Research reveals supporting employees’ personal life goals key to retaining their loyalty
San Francisco, May 22nd 2018
Employees who feel personally supported by their organization are more likely to stay with their employer. Research released today by Thomsons Online Benefits reveals that when employees feel that their employer-provided benefits positively impact their lives, they are over 40% more likely to classify themselves as loyal towards their organization.
The average US worker will change companies every four years, with millennials changing jobs an average of four times in the first decade following graduation from college alone. With the US unemployment rate at 3.9%, the lowest it’s been since 2000, finding talent is even more difficult. As a result, it’s imperative employers develop benefits strategies that retain talent by supporting individuals’ life goals.

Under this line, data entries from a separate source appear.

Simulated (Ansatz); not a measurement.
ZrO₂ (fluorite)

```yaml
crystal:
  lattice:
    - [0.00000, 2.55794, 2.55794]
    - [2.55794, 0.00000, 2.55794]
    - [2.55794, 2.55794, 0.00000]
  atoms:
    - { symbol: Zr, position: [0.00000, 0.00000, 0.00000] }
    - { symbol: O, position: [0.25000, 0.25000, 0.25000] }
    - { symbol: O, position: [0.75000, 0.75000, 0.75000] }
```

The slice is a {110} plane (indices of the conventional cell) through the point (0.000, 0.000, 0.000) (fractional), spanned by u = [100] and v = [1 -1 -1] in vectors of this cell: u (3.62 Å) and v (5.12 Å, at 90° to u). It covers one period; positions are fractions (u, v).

Thomsons’ annual Global Employee Benefits Watch research, surveying 2,200 employees from multinationals around the world, shows that employers looking to win the loyalty of their people must focus on supporting their individual needs, and stop thinking in generational stereotypes. In the over 65 bracket, almost 30% of employees still want to buy a house and over a third want to progress further in their career. At the same time, goals typically associated with younger generations do not apply to all – 17% of 26 – 35-year olds do not classify socializing as important and 25% do not feel that travelling is.
“There is clear incentive for global employers to get their benefits right, and focus on the individual,” comments Chris Bruce, Managing Director, Thomsons Online Benefits. “Employees place benefits above career opportunities, culture and even colleagues when asked about the factors impacting their feelings towards their employer. This means that they are more likely to be loyal, have a better workplace experience and put in discretionary effort if they’re happy with the benefits their employer is offering. Furthermore, almost 30% of prospective employees would ask about benefits in a first-round interview, exposing a direct relationship between an employer’s ability to attract talent, and the benefits they provide.”
Despite this, global employers are struggling to supply the range of options needed to support today’s diverse workforce. Almost 60% of employees want to improve their mental wellbeing and get fit and healthy, but only 23% of employees feel fully supported by their employer in this area. Meanwhile, almost half of employees surveyed want to buy a house or go on holiday, but these ambitions are fully supported by under 20% of employers.
While stereotypes should be avoided, the research throws light on regional discrepancies. American employees, for example, display much lower expectations of employer support around certain life events. Only 45% view traveling for more than one month a year as important, compared with 70% of employees in APAC, and only 28% place a priority on cultural activities like going to the theater or museums, in contrast to 59% in LATAM. However, Americans have some of the highest expectations from employers when it comes to support in achieving work/life balance (75%) and come second only to LATAM (90%) in the expectation of enjoying work (78%).
The shift towards personalization is also evident in the way employees want to access their benefits. Employees now have a huge level of choice in how they manage information in their personal lives, and they want this replicated in their workplace. While many prefer to manage benefits via desktop and mobile – 45% and 35% opted for these options respectively – employees also value face-to-face communication highly (46%). This preference for a range of communication types is evident across age groups, confirming the need for organizations to forget generational stereotypes when choosing how to talk to their employees.
“What today’s employees really want is a range of benefits accessible in a variety of ways, that help them achieve their personal goals,” comments Chris Bruce. “Employees are more than twice as likely to say they’re proud to work for their organization and can see themselves working there for the foreseeable future if they understand the benefits on offer and can easily access them. In a world where great talent is increasingly hard to come by, it’s paramount businesses understand the role of benefits in attracting and retaining employees and use them to their full potential.”
For more information, download Thomsons’ whitepaper ‘Giving employees a voice on global reward and benefits’ which is part of the Global Employee Benefits Watch series. The annual Global Employee Benefits Watch 2018/19 report will be launched in September.
About the research
Global Employee Benefits Watch 2018/19 surveyed 2,200 employees in organizations of 4,000 employees or more in the UK, Europe, Middle East, Africa, North America, South America and Asia Pacific.